Revised or reinvented? Pioneering the next generation campus

Given the pace of change in technologies and industry applications, 2040 can feel like a long time away. And yet for the forward-thinking international campuses that convened in Harwell last month, there is a clearly shared logic to prepare proactively for the future and indeed shape it for mutual advantage.

Pioneer Campus 2040 brought together 100 people from 10 nations spanning the full campus value chain – managers, investors, researchers, innovators, convenors, policymakers and placemakers. Speakers and panellists – from Grenoble to Oslo, from Amsterdam to Cambridge – revealed a number of strikingly common trends. Extraordinary global challenges to solve. Fierce international competition. National productivity headwinds. Technologies moving quickly, while co-ordination materialises more slowly. Congestion and inflation affecting business performance on campus, and workforce liveability off it.

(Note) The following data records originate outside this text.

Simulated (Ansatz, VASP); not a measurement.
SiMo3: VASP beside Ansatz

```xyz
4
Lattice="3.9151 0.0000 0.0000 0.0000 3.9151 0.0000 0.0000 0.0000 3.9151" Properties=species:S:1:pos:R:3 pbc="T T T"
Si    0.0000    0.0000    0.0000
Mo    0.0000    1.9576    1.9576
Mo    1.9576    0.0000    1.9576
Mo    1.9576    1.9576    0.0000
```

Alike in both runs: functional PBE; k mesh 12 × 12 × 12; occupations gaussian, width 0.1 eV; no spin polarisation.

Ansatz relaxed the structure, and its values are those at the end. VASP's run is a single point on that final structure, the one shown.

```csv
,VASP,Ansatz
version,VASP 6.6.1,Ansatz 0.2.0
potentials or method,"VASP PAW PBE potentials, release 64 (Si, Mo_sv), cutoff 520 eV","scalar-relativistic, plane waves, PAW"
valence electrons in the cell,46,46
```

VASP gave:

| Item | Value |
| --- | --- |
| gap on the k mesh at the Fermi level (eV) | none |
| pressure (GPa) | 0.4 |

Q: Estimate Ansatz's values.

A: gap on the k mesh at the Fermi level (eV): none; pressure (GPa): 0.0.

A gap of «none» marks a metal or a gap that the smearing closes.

Whether 50 years old or 5, campus clusters see that they will rely more and more on cultures of open innovation that connect their pools of scientific expertise into wider webs of relationships. Their talent base is not only scarce but also more motivated by social impact and quality of workplace experience. Plus there are growing social and commercial obligations around climate change. These trends and many others are set out neatly in a landmark report launched by SQW in partnership with Harwell at this event.

Campus leaders gave us a glimpse of what the next cycle has in store in the building, management, leadership and investment for their locations. These are places that now need illuminating at ground level as well as viewed from the air. Where disruptive knowledge is as welcome as adjacent knowledge. Whose spaces need priming for a workforce that exercises much more discretion about when and how to work. And where the focus and introversion required for meticulous research has to be accompanied by a bold sense of the customer, the audience, the social license and the mobile opportunity.

Most participants agreed that campuses will have to work differently and get in the habit of experimenting with the place as well as with the science. They will want to provide high quality services and signposting for small businesses, to activate the spaces between buildings as well as within them, and to provide better choices for people to get around. In polls across the day, more than 65% of attendees saw their campus as nearer the beginning than the end of this journey. Over half viewed it as essential that they become more attractive to start-ups and also more multi-functional as districts. Panellists reminded us that this means additional skills becoming part of the campus leadership toolkit – to deliver and orchestrate the co-location, carbon removal, human connection and porous placemaking required.

Perhaps most of all what became clear is an unquenched thirst for purposeful collaboration among this community of campus leaders and change-makers. The scale and speed of challenges on a 2040 horizon demand strong bonds with peers who are very likely to be across borders. Campuses rightly want to benchmark themselves not just in the local marketplace, but on a global plane. Relationships between like-minded and complementary campuses have plenty of room to deepen. Many at Pioneer Campus felt that these may even evolve into preferential corridors that share R&D, talent, intelligence and investment.

The logic of the time-honoured research campus is being revised as we speak. In hosting this dialogue, Harwell has highlighted the value of learning and working together towards big picture reinvention, to shape and lead the change that is coming. That is the opportunity ahead to grasp.